Thursday, February 6, 2020

Princeps' Fury by Jim Butcher


Rating: WORTHY!

Butcher mistakenly titles this with an apostrophe as though Princeps s a plural. It is not! If he were titling it correctly, it should be Princeps's Fury.

Princeps's Fury takes off right after the previous volume. Tavi crosses the ocean on the ice ships and learns of the tragedy which has unfolded in the Canim homeland. Cursor Ehren, Tavi's friend, and the First Lord of Alera take the battle to the Vord, which is now revealed to be the biggest threat to Alera, beyond anything else they've ever faced. On this same front, the Lady Amara and her husband Count Bernard, Tavi's uncle, must try to discover how it is that the Vord can now use fury-crafting! As if they were not an evil enough foe to begin with. Finally, Isana, who is Tavi's mom, is dispatched to the north, where an entire Aleran army is effectively trapped because they must ward off the ice giants from even further north.

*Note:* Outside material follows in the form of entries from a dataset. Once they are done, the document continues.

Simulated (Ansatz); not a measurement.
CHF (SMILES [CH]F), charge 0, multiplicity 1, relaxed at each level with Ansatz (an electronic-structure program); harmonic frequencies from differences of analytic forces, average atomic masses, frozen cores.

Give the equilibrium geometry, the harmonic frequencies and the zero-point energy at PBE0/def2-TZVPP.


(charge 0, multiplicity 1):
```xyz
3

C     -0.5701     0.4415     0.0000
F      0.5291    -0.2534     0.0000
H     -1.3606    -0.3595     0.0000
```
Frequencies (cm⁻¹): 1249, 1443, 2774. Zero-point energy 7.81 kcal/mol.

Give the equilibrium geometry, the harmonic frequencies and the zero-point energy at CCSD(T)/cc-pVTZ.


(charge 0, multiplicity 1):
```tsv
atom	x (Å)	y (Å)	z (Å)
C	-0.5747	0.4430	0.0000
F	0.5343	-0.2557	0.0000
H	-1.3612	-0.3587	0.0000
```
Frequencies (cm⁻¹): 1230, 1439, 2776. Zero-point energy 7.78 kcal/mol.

Perhaps the most interesting thing in this novel (apart from the always enthralling Kitai, whose humor, devotion to Tavi and skills as a horsewoman, spy, and warrior just keep on growing and growing) is Isana issuing a Juris Macto of her own! She wins, and forges a truce with the Ice People, which frees up the entire army there to battle the Vord, who are now seriously threatening to overrun Alera as they did the Canim homeland.

We learn that the reason that the Vord have fury-crafting skills is that they've taken the Lady Aquitaine on board. She is effectively one of them and they now have access to her skills. In return, she gets not to die from the poisoned balest with which Fidelius shot her. The Vord queen also has learned skills from Kalarus Brencis, who died at the First lord's hand in Captain's Fury so that she can now turn anyone into a Vord zombie.

The First Lord comes out big time here. He is dying we learn, because of his age, his stressful life, and the fact that his second wife was slowly poisoning him, so when he makes the ultimate sacrifice, and massively degrades the Vord at the same time, it's not surprising. What is surprising is that he has contact with a power which no other Lord of Alera has: he has tapped into Alera herself - the fury of the entire nation. He asks that Alera devote herself to Tavi now - that whatever allegiance she had to the First Lord be transferred to his grandson.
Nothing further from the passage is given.